Intel’s 10nm Cannonlake Chips Won’t Arrive Until Second Half Of 2017

Posted by at 12:29 pm on July 16, 2015

intel-logo-cover_w_195In its earnings call, Intel said that its 10nm transistors will be delayed by about six months, because the transition period for process nodes has grown from the usual two years to two and a half years for the past two generations (14nm and 10nm).

Intel initially promised that the production of its 14nm Broadwell chips would start in late 2013, but they only technically appeared in late 2014, with most new devices adopting the 14nm chips in the first half of 2015. Intel previously thought that the 10nm Cannonlake chips would be available late 2016 or early 2017, but now the company admitted that we shouldn’t expect it until the second half of 2017.
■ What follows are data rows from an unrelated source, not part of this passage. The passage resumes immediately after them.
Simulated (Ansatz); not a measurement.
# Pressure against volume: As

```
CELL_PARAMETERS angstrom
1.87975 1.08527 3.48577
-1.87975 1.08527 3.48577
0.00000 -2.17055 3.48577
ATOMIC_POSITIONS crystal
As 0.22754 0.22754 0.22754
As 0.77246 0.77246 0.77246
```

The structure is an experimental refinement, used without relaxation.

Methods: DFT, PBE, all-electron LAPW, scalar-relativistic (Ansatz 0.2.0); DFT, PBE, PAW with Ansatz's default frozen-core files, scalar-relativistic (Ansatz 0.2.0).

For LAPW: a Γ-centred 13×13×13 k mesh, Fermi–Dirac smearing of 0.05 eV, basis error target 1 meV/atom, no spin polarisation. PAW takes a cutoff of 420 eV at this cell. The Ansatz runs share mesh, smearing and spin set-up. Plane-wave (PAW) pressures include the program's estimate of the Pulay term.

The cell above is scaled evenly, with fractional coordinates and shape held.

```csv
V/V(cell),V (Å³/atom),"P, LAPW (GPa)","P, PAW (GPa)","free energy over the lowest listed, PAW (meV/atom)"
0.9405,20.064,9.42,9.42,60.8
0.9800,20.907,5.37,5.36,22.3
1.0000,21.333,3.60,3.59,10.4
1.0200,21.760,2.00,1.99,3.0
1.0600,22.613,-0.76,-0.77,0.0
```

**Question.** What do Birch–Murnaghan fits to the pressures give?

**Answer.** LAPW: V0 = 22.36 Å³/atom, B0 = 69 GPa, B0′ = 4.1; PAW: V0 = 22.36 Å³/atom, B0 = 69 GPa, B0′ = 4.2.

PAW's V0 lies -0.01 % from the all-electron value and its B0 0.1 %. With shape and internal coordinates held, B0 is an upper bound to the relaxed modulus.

Intel’s CEO, Brian M. Krzanich, said that “the last two technology transitions have signaled that our cadence today is closer to 2.5 years than two.”

Therefore, if broad availability for 14nm chips arrived in early 2015, then we should see 10nm chips late 2017, and 7nm chips from Intel in the first half of 2020.

Intel’s announcement about its process delays came days after IBM said it has a working chip prototype built on a 7nm process technology. IBM’s announcement could be a sign that the company along with its partners, Samsung and Global Foundries, is ahead of Intel in making 7nm chips viable.

IBM also said that it has used EUV lithography to create the 7nm prototype chip, while last year Intel was still counting on non-EUV/multi-patterning for its 7nm process. All of this means that IBM and its partners may finally beat Intel to a process technology generation, something that hasn’t happened in decades.

Intel may still win the race to 10nm, but the company expects its 10nm chips to appear in the second half of 2017, which is around the same time TSMC wants to ship 10nm chips for Apple (with silicon sampling starting about a year earlier). This means that either Intel may lose the 10nm race to TSMC, or if it does win, it won’t be by a very wide margin.

In the earnings call, Intel announced that it will essentially give up on its tick-tock strategy, which has been disrupted by the latest delays, and will instead launch not two, but three product generations in the two and a half year time frame.

With the tick-tock strategy, the company would have launched the Skylake chips this year, and then about a year later it would have launched the Cannonlake generation. However, it will now introduce another generation in between them, called Kaby Lake, which will essentially be Skylake with some performance improvements. The chip will also be built on 14nm, just like Skylake, and is expected to arrive in the second half of 2016, or about a year after Skylake.